In 1830, more economic, and land-title (who was titled to the land) issues aroused in Indiana, so the Lincolns
settled in Macon County, Illinois. After they had settled there, the winters were extremely harsh and the Lincoln family
even considered moving back to Indiana. The next year, when Lincoln’s father moved the family to a new home in Coles
County, Illinois, Lincoln was twenty-two years old and set off on his own. Lincoln went to the village of New Salem in
Sangamon County, and later in that year Lincoln was hired by a New Salem businessman named Denton Offutt to bring
goods from New Salem to New Orleans via the Mississippi River.

Lincoln didn’t really have a good education. His education consisted of 18 months of schooling, but he was self-
educated and he was an enthusiastic reader. He was a talented wrestler and had great skills with an axe. Lincoln didn’t like
killing animals, not even for food, and tried to avoid it. Lincoln was 6’ 4”, unusually tall and strong.

Lincoln’s political career began in 1832, while Lincoln was 23. Lincoln campaigned for the Illinois General
Assembly, which is the Legislative Branch for the state of Illinois, as a member of the Whig Party (a political party in the
1800s), but it was unsuccessful. However, Lincoln was elected captain of the Illinois militia during the Black Hawk War,
which was a war between the Native Americans and the United States. In 1834, Lincoln won an election into the state
legislature, and after coming across the Commentaries of the Laws of England, which was an 18 th Century commentary on
the laws of England, he began to teach himself law. Lincoln served four successful terms in the Illinois House of
Representatives, as a representative from Sangamon County, and became a leader of the Illinois Whig Party.
On November 4, 1842 Lincoln married Mary Todd, who was the daughter of a slave-owner from Kentucky. The
couple had four sons, but only one survived into adulthood. That child was Robert Todd Lincoln. The other three children
who died during childhood were Edward Baker Lincoln, William “Willie” Wallace Lincoln, and Thomas “Tad” Lincoln.
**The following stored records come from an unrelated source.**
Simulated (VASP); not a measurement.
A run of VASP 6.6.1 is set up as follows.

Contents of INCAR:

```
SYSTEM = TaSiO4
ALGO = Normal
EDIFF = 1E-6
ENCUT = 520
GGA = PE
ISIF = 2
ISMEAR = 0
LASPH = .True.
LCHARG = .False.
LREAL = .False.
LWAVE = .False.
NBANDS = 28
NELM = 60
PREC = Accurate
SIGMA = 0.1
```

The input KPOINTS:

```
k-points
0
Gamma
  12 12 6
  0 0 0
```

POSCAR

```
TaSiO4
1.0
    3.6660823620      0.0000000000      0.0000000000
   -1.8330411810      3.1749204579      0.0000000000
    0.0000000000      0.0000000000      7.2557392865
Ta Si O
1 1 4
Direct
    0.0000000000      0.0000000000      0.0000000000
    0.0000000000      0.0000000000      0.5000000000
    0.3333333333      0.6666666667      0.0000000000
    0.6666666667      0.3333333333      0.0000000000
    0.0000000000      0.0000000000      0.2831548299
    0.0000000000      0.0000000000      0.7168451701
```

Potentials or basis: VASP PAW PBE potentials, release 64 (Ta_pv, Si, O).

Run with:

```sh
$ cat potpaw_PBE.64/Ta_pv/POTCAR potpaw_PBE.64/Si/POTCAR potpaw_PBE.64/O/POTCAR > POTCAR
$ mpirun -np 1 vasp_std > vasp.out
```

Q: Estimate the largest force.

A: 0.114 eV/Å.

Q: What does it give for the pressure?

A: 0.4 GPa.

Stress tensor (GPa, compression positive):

Lincoln was elected to a term in the United States House of Representatives in 1846. Although Lincoln was a
freshman House member, he spoke out against the Mexican War and other political ideas. Lincoln also spoke out against
the Kansa-Nebraska Act, which was an act that repealed the Missouri Compromise (a compromise that separated regions
into regions that were allowed to have slaves, and allowed to have slaves), and let the people decide whether slavery
should be allowed in the regions of Kansas and Nebraska. Lincoln supported anti-slavery and often spoke out about it.

In 1860, Lincoln was chosen as the Republican candidate for the 1860 presidential election. Lincoln ran against
Democrat Stephen Douglas and he won on November 6, 1860. Lincoln was the first Republican President, winning
entirely on the strength of his support in the North.

When Lincoln won the presidential election, secessionists- who are people who are loyal to their region rather
than the nation, and their states leaved the Union. South Carolina, Alabama, Florida, Georgia, Louisiana, Mississippi, and
Texas seceded, or removed themselves, from the Union. Those states formed the Confederate States of America and their
leader was Jefferson Davis.

Lincoln hoped to maintain Union (hoped that the other slave states didn’t secede from the Union), and to avoid
war. Lincoln stated that secession of states from the Union was unconstitutional. The Confederacy already began seizing
federal forts in the South. The South believed the forts were a threat because the U.S. was a foreign power to them.
Lincoln had to face a difficult decision: should he let the Confederates take over federal property? But if he did, then he’s
saying that it was OK for the states to leave the Union. However, if he sent troops to hold the forts, he might start a Civil
War. Lincoln promised to take no action on the southern states unless they attacked the Union first. The Union was
attacked on April 12, 1861.

In April of 1861, the fighting began when the Union troops were attacked by Confederate troops at Fort Sumter,
South Carolina. The Unionists were forced to surrender the fort. After that occurred, Lincoln called for a volunteer army
from each state to recapture forts and to keep the Union intact. The remaining slave states that did not secede, which were
Missouri, Kentucky, Maryland, and Delaware still didn’t secede. Soon war was declared, and the war was known as, The
American Civil War.

In July, 1862 Congress passed the 2nd Confiscation Act. The purpose of the act was to weaken the rebellions set
forth by the slave owners. This new law was added to Lincoln’s Emancipation Proclamation. The Emancipation
Proclamation (in effect on September 22, 1862) declared the freedom of all slaves in the Confederate States of America,
by January 1, 1863, and the slaves that were in the control of the Union were already free. The Proclamation also included
the states where it applied.

On November 19, 1863, President Lincoln gave one of his most famous speeches, known as the Gettysburg
Address. The speech was given in honor of the soldiers who gave their lives in the Battle of Gettysburg that occurred
during the Civil War. The Battle of Gettysburg was a Union victory, though many soldiers died in this bloody battle.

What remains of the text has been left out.